The Unexpected Impact Of Call Conversions On Digital Marketing ROI
For marketers who have yet to include call conversions in their performance metrics, there’s good news and bad news.
It’s no secret that digital marketing has gone mobile. According to Google, more searches now occur on smartphones than any other device, and more than half of all web traffic from digital channels comes from mobile. CMOs and their marketing teams have responded by shifting digital advertising dollars to target consumers on their smartphones and mobile devices, with mobile ad spending in the U.S. growing 45% this year to become 64% of all digital advertising.
But what may not be as widely known is that the growing popularity of smartphones and mobile advertising has changed the way consumers shop and convert online. When smartphone users engage with mobile ads and website content, they often convert by calling. According to research by analyst firm BIA/Kelsey:
- Search, social, and display advertising will drive over 108 billion call conversions to U.S. businesses in 2016.
- That number will grow to 162 billion calls by 2019.
- Search advertising alone will drive over 40 billion call conversions in the U.S. this year.
- Calls convert to revenue 10 times more than web leads and will influence over $1 trillion in U.S. commerce this year.
For marketers who have yet to include call conversions in their performance metrics, there’s good news and bad news. The good news is that your marketing is driving more conversions and business than you think. And the CPL (cost per lead) and CPA (cost per acquisition) of your digital campaigns are actually much lower—perhaps 50% lower—than you’ve been reporting.
The bad news, however, is that you’ve been making budget-allocation and campaign-optimization decisions based on incomplete and potentially misleading data. That could mean you’ve been investing in channels, campaigns, ads, keywords, and content that are underperforming, while shifting spend away from more profitable activities.
What Data Should Marketers Capture?
Marketers can capture a wealth of data from call conversions that will help prove and improve digital marketing ROI. This includes:
- Marketing source that drove the call: Knowing the channel, ad, keyword search, email, and/or campaign that drove each call is critical to knowing how to optimize spending and messaging to drive more.
- The caller’s path through your website: If a lead visited your site after running a search or engaging with your marketing, you should know that person’s entry page, the content he or she viewed on your site and in what order, and the page they eventually called from.
- Caller data: You should capture who the caller is, the phone number, the geographic location, the day and time of the call, and the particular browser used.

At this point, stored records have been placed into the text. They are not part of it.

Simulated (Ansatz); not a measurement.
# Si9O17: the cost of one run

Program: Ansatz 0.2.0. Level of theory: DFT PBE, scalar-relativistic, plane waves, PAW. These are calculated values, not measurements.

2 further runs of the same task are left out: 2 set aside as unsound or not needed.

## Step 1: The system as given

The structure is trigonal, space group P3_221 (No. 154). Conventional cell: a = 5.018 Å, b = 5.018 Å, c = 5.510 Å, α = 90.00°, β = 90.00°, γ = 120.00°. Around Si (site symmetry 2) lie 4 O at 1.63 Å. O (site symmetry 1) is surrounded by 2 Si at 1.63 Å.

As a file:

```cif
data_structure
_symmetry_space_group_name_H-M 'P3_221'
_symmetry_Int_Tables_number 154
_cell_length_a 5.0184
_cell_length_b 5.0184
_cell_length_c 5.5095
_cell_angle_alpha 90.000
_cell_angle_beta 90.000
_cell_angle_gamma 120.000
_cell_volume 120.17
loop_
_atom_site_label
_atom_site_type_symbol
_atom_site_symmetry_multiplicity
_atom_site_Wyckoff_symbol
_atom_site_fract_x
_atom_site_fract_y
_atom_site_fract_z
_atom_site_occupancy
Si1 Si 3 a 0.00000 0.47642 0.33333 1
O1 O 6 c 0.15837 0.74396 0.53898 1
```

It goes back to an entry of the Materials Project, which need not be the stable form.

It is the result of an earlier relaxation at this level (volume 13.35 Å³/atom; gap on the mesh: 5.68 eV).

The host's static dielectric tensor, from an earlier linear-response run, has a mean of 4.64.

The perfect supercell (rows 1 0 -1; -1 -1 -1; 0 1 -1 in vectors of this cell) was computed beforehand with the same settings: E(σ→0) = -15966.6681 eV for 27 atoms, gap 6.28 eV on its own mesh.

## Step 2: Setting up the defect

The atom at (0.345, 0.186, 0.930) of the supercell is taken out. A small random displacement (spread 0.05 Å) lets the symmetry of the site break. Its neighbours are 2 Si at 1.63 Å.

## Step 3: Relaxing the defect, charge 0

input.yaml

- What happened on the call: Knowing who answered the call, how long the call lasted, and what was said can help you judge lead quality, gain insights into your customers, and ensure callers receive a quality call experience.
- The value of the call: You need to know whether a call is “good” or “bad,” based on your business’s definition of a quality lead. That often means knowing whether the call resulted in an appointment, opportunity, or sale, and how much revenue it was worth.
Advanced Call-Related Strategies
Marketers can use this call data to drive more conversions and customers at lower costs, while also helping their sales teams convert more callers to customers. Here’s how:
- Include call attribution data in your ROI metrics: Then allocate spend to the channels and activities driving the most conversions and customers at the lowest cost.
- Optimize for everything: Don’t just optimize for the sources driving the best calls–optimize bidding and targeting for the times/days/locations driving the most valuable calls from each source.
- Integrate call data with your marketing stack: Be sure to pass call attribution data to your web analytics, CRM, DMP/DSP, bid management, and other platforms so you can use them to measure and optimize for the entire customer journey, online and offline.
- Target audiences likely to call: Use call data to target audiences with digital ads that are more likely to convert by calling.
- Don’t treat every call the same: You know who the caller is and the marketing source that drove the call, so route and prioritize them according to their needs and sales value. For example, put calls from higher-converting sources into a special queue to receive immediate assistance.
- Give sales agents a heads-up: Pass info on who the caller is and what drove the call to the sales agent before they answer to improve close rates and provide a more seamless call experience.
- Use call data to assist with sales agent staffing: When you can anticipate peak call volume times, you can ensure your call center or business locations are appropriately staffed to handle it.
- Learn from conversations: Optimize SEO and SEM keywords for words callers actually say, know whether calls to each location, franchisee, or agent are being answered and converted, and monitor whether sales agents are on-brand and follow approved scripts.
Attribution has become the most important challenge in digital marketing, and smartphones have made it only more difficult by making calls the conversion of choice for many consumers. For marketers, eliminating the blind spot that calls create in your data and leveraging the insights calls provide make it easier to improve ROI and become the true revenue-generator your businesses need you to be.